The second version of California Reanalysis Downscaling at 10km (CaRD10v2)

- a part of REBI model intercomparison project.


Most of the physics are same as CaRD10


The physical processes included in the model are listed in the table below. The physical parameterization schemes used in RSM are fully tested in its global model counterpart - the Global Spectral Model - with ensemble AMIP type runs. The skill of the simulation is
reasonable and comparable to many other global models (Robertson et al., 2004). For the application of the schemes to high resolution regional downscaling by RSM, no explicit changes of the physical processes are applied, except the horizontal diffusion.

Land surface scheme


[ only for CaRD10 ] Among these physical processes, particular mention will be given to the Oregon State University Land Scheme (Pan and Mahrt, 1987; Mahrt and Ek, 1984; Mahrt and Pan, 1984; Ek and Mahrt, 1991) and the radiation. The land scheme consists of two soil layers, 10 cm and 190 cm thick, where soil moisture and soil temperature are predicted. Evaporation from the land surface is divided into two parts; direct evaporation and transpiration. The formula of Chen and Dudhia (2001a, b) is used for direct evaporation (Kanamitsu and Mo, 2003). The snow model is a simple 1-layer energy balance model. Other details of the scheme are described in Chen et al. (1996). The vegetation type, vegetation fraction, and soil type are fixed climatology and do not evolve during the 57 years of downscaling.

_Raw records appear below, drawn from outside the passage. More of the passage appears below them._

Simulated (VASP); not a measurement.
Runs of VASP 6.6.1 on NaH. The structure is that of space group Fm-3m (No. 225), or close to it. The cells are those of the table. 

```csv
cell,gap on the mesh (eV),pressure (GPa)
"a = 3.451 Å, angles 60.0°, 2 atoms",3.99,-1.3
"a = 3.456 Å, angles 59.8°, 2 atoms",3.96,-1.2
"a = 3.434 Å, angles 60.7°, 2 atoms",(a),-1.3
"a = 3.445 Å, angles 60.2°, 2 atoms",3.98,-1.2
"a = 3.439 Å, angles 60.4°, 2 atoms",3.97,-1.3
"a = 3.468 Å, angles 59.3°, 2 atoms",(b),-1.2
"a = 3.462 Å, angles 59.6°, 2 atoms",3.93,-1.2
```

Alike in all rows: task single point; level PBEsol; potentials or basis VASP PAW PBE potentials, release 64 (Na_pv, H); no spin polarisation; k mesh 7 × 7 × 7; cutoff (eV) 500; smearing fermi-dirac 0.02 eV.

OSU includes 12 United States Geological Survey (USGS) vegetation types. One vegetation type in one grid cell. No dynamic vegetation.

There are 16 soil types from the State Soil Geographic Database (STATSGO; Miller and White 1998). Soil properties were specified by the analysis of Cosby et al. (1984).

[ only for CaRD10v2 ] CaRD10v2 uses four-layer Noah land surface scheme (Ek et al, 2003; DeHaan et al., 2007)) instead of OSU.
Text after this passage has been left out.